I am a sucker for a sultry blues song, what Skullgurl isn’t? Track five, ‘It Won’t Last’, is a melancholy offering, heavy with unrequited seductive undertones. What makes it notable is the lithe handed blues style of guitarist Ryan Kiefer. Honestly, in this day and age, I have found it unusual to find a guitarist that taps into the very essence of the blues, in Skullgurl speak, does not just regurgitate Blues theory. The kind of Blues style that Keifer exhibits comes directly from his core, the music that he brings forth is part of his very essence.
Track number seven, ‘Can’t Sleep’ is the first single released off of the upcoming album. I wanted to make sure I made a point of urging you, dear reader to check out this single, right meow. This track is a glaringly accurate example of why Blacktop Mojo is a band that will appeal to almost all music lovers. I am not gonna lie, every time I start this track, my body reacts to it and I am covered with goosebumps. I am not sure if it is the poignantly crafted bass hook delivered by Matt Curtis or the lyrical delivery by Matt James, either way, this track is a Hard Rock pièce de résistance.

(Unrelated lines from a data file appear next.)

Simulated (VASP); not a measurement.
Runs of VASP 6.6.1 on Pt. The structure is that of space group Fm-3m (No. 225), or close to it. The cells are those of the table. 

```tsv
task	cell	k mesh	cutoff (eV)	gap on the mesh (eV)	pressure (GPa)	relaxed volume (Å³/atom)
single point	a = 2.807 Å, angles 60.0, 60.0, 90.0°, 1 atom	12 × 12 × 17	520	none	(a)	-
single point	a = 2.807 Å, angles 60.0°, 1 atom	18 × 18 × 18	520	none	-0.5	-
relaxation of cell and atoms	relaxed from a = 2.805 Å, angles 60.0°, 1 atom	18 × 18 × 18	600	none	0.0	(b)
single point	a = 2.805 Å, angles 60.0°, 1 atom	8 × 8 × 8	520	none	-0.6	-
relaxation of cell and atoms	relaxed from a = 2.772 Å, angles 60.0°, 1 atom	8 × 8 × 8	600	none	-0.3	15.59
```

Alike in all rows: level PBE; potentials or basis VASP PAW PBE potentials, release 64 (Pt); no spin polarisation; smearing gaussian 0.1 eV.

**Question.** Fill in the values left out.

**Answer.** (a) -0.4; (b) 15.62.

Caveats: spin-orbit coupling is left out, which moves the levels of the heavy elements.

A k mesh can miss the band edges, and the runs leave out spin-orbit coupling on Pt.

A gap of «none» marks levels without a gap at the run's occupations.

In summation, I can honestly tell you it was a tad arduous for me not to do a song by song break down of this album. Each of the ten tracks could be stand-alone singles, each with their own consequential identity. This album will hijack your gray matter and whisk you away on a mystical journey teeming with genre-hopping brilliance. I called this band Southern Rock in my intro, I want to retract that assessment, Blacktop Mojo Is simply a magnificently talented Rock Band. Do not hesitate one moment longer, invite Blacktop Mojo into your life immediately.